Sunday, September 22, 2013

A Greek Picture

Juliane Mendelsohn
Five years after the outbreak of the euro crisis, Greece still lies in shambles. The government and the Troika cling to hopes of “pre-crisis prosperity” but reality paints a different picture – a very, very bleak one.
I visited Athens last week, leaving on Sunday, just days before the Troika arrives to investigate Greece’s progress. This is a visit that everyone who – through journalism and academia – develops opinions about “the Crisis” and “the periphery” really ought to make.
The families I met in Greece lack the luxury of talking about politics as though it exists in the realm of theory: evening after evening I heard stories of fathers whose shops, restaurants and construction businesses have been driven into bankruptcy, or have lost their jobs and cannot live off the (ever-reducing) pensions they earned over 40 years of work. Their sons have finished apprenticeships or degrees only to enter the world of an endless search for any kind of work coupled with ever diminishing expectations. The German “Bild” stereotype of the ‘lazy Greek’ ignores the bitter fact that there are no jobs for people my age to enter. None……To Read More…
My TakeAnd her solution is what? Build more infrastructure? And the money is to come from where? And just how sustainable is that over the long haul? The reason the ‘Troika’ (The European Commission, the International Monetary Fund, and the European Central Bank) won’t let them spend their money on infrastructure is because it’s not a solution; it's a waste; and it’s their money!
Of course none of this is the fault of the government or banks.  It is the fault of the private sector!  Wow…I’m impressed!  But wait….I just had a thought; what exactly does that mean?
Does that mean people are deliberately going bankrupt?  Does that mean that businesses don’t want to succeed?  Does that mean there is some kind of strange mental aberration among those with investment dollars to keep everyone impoverished and starving?  Exactly how has the private sector failed Greece? 
As a businessmen I talk to a lot of other businessmen, large and small, and they're concerned with growing business in a stable economy.  So how exactly is this the fault of the private sector?  I thought it was the government that set the standards in Greece for the private sector and the banks.   And the banks are probably in cahoots with the government  as they are everywhere.  But yet we're to believe it’s not their fault! Well,  if they’re the ones making all the rules…..how can this not be their fault?    

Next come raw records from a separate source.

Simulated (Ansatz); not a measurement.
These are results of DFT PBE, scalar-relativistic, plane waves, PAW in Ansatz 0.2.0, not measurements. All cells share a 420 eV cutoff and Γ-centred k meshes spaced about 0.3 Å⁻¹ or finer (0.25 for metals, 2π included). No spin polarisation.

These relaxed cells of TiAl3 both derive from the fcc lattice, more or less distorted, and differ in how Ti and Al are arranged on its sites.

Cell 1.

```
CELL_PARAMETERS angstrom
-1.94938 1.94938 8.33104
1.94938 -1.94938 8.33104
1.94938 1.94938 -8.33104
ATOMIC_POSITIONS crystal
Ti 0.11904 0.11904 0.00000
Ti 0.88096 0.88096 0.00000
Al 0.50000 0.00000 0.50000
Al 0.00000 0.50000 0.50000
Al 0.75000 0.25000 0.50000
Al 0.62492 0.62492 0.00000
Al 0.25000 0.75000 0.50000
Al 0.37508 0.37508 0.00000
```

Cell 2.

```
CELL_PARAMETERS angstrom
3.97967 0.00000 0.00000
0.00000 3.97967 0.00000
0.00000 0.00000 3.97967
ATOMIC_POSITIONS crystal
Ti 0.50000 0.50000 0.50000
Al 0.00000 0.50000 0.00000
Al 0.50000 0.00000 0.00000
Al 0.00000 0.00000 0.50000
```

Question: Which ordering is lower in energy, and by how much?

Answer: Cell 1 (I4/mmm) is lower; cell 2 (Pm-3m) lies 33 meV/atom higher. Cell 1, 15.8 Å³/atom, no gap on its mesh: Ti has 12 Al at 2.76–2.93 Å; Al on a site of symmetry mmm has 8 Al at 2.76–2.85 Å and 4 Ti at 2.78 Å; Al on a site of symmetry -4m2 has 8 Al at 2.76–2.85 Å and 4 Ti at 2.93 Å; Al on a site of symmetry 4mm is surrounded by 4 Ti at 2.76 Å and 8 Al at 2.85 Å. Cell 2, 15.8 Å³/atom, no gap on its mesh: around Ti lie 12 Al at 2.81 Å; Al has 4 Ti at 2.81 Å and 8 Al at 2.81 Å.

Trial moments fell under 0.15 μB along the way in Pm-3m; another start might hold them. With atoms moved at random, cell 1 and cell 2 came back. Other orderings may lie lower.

This woman must have a good mind with the ability to hold more than one thought in her head at one time without counting on her fingers and toes.  After all, she was a finalist in the World Debating Championship. So what did she say that was meaningful? She tells us the Greeks are suffering. Wow….who knew!
The Greeks are suffering the consequences of their own socialist vision, and when they riot what do they riot for; more capitalism or more socialism?  And as with all socialist governments you eventually run out of other people’s money, and now they’re out of their own money and everyone else’s.  
Even a rock star, Bono, has come to realize that charity is only a stop gap measure. The only answer is capitalism, especially what used to be American style capitalism; a system that brought more people out of misery, squalor and suffering than any the world has ever known.
Three things are clear to me. This woman knows squat about what is actually causing Greece’s inability to emerge from this economic morass of their own making. It is also clear to me that the Greeks can’t emerge from this mess for the same reason they’re there in the first place; incompetent corrupt leadership, bad tax policies, too many regulations, too much government and too many special considerations for the privileged few, i.e. socialism.  And finally, the competition at the World Debating Championships must not be that good. 
And I would love to know just how building more infrastructure is going to fix any of that!